Lubbock ready for the end of freezing week, after 5 days of record-breaking cold
LUBBOCK, Texas (KCBD) - The counting continued Thursday afternoon when Lubbock reached 165 continuous hours of temperatures below the freezing mark.
The winter storm that left the area with a week of freezing temperatures broke several daily high and low temperature records and forced Lubbock to a low of zero degrees, the first time since 1989.
“One of the more significant aspects of this event is we have nine straight days, from February 10th to the 18th, with at least a trace of frozen precipitation,” Lubbock NWS Warning Coordination Meteorologist Jody James said. “When you add all these together, the length of the event, the cold, the wind chills, the number of consecutive days with winter precipitation, all of that together in my mind makes this an extremely historic event in terms of winter weather.”
From February 12th to the 16th, each day saw record-breaking minimum high temperatures, ranging form 14 to 22 degrees. Three of those days also had record lows of 0 to 5 degrees.
“If you look back, the historical record, whether it’s severe weather, warmth, heat waves, cold, it’s always about those extremes,” James said. “The weather nearly always varies from the average, but very few days are actually right at the normal. That’s what we have to live with and that’s why we encourage everyone to be prepared, because we never know what’s coming in spring, summer winter. We have to be prepared for those extremes and this was definitely an extreme event.”
James said the arctic air came as expected but stuck around a bit longer than thought.
“It’s sometimes hard to nudge that out,” James said. “So exactly how long an air mass like this will stay in here, once it settles in, is very, very difficult. It takes a pretty good wind and kind of a change in the jet stream pattern in the low pressure trough at the surface to get that out of here. That didn’t happen.”

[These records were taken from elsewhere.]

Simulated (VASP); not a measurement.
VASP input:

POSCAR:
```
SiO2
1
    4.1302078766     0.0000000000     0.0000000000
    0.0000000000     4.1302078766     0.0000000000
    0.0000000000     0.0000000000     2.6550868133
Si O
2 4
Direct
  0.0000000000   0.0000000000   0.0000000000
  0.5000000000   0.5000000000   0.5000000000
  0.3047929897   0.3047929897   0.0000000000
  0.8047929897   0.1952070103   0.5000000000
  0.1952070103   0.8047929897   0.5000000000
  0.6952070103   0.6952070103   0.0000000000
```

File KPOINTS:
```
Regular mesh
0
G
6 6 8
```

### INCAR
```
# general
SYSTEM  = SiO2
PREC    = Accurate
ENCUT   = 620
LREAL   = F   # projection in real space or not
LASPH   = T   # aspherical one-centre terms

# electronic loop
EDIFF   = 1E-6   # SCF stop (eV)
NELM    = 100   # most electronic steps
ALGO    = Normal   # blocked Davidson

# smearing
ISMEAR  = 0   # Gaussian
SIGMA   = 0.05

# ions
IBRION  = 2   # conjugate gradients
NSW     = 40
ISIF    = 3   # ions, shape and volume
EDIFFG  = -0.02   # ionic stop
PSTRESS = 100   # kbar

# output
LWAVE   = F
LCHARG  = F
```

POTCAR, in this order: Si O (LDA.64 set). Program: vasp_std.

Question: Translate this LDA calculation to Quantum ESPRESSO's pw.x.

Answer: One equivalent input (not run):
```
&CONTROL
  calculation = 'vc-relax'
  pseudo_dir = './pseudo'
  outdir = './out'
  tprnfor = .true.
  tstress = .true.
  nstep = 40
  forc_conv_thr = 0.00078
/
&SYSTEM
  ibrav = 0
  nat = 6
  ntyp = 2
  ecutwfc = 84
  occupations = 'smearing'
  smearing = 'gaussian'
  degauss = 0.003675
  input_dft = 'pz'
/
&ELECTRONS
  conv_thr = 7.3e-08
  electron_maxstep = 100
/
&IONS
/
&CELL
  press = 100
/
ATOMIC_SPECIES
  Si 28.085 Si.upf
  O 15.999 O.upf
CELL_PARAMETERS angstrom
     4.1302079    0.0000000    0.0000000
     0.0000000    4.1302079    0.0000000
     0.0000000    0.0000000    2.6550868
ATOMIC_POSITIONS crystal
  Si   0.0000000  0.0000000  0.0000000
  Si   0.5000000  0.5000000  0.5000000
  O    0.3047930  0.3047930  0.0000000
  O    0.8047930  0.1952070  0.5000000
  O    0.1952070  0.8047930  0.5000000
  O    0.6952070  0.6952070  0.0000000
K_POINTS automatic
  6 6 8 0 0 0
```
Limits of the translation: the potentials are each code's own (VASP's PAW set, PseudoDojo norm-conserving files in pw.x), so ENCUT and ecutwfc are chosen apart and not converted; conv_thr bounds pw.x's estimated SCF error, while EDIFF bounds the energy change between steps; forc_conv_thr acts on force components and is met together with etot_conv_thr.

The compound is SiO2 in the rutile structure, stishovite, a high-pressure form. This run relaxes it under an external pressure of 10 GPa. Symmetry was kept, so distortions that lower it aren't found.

Just as the right sequence of atmospheric conditions brought the cold down from the arctic, there’s a right combination of factors, including southwest winds, that are expected to push the cold air out over the weekend. Whether it takes another several decades to return is unknown.
“That cold air has been coming down from that area into our neck of the woods long before humans were here,” James said. “So, I’m sure it will continue. We’ve got to be prepared for that.”